In your finally Friday media column: Carlos Slim parsed, a Miami reporter has a bad day, Michael Wolff lives on at Adweek, James Murdoch's board seat in jeopardy, and Disney's CEO will peace out in four years.

  • After Mexican billionaire Carlos Slim raised his stake in the New York Times Co. yesterday, the stock shot up! Today, it's shot back down to normal levels, after everyone was like "Oh, it's still in the newspaper business." So why does Slim, one of the world's richest men, want to sink his cash into the NYT? One, because the money involved is like pocket lint to him, and look at all the press he gets for it! If you could control a major portion of one of the world's most influential news outlets in exchange for pocket lint, wouldn't you do it? Sure! And two, the NYT will never go bankrupt, because there will always be rich guys like Carlos Slim to step in and save it, because its reputational value exceeds its shockingly modest market cap. Also, he can hand the entire op-ed roster over to the Zetas for disposal. Some of this may be speculation on our part.
  • Miami Herald reporter Jose Cassola gave his two-week notice on Friday, got a DUI on Monday, got fired on Tuesday, got his DUI written up in the paper that fired him, and then had a blogger write "Who cares if a former Herald writer no one's ever heard of was arrested for DUI?" I bet next week will be better, Jose.
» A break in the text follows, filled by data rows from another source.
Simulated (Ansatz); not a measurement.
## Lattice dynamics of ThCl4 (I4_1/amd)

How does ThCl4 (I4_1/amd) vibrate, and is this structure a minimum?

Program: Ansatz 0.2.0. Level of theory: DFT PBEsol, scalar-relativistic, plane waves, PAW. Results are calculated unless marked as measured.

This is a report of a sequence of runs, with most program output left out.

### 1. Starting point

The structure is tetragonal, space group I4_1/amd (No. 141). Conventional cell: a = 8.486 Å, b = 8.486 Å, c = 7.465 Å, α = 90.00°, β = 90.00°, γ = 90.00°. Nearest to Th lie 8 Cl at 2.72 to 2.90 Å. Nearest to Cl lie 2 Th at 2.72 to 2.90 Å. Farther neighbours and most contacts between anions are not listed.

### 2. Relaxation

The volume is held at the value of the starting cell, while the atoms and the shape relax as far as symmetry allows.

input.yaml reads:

  • Though we heard from a highly placed source that Michael Wolff's time as Adweek editor was over, John Koblin reports that Wolff's boss "is confident they can work out their differences," although Wolff himself is less sure. So, Michael Wolff continues to be employed by Adweek, for now! Though he probably would not turn down any offers, if you have some!
  • A group of pension funds (worth $155 billion!) have told News Corp that James Murdoch needs to leave its board, because his presence is "causing significant reputational damage." Normally News Corp tends to brush these things aside, but $155 billion has a loud voice.
  • Disney CEO Bob Iger says he will leave his position with the company in 2015. At that point the company will begin making good movies. Just kidding.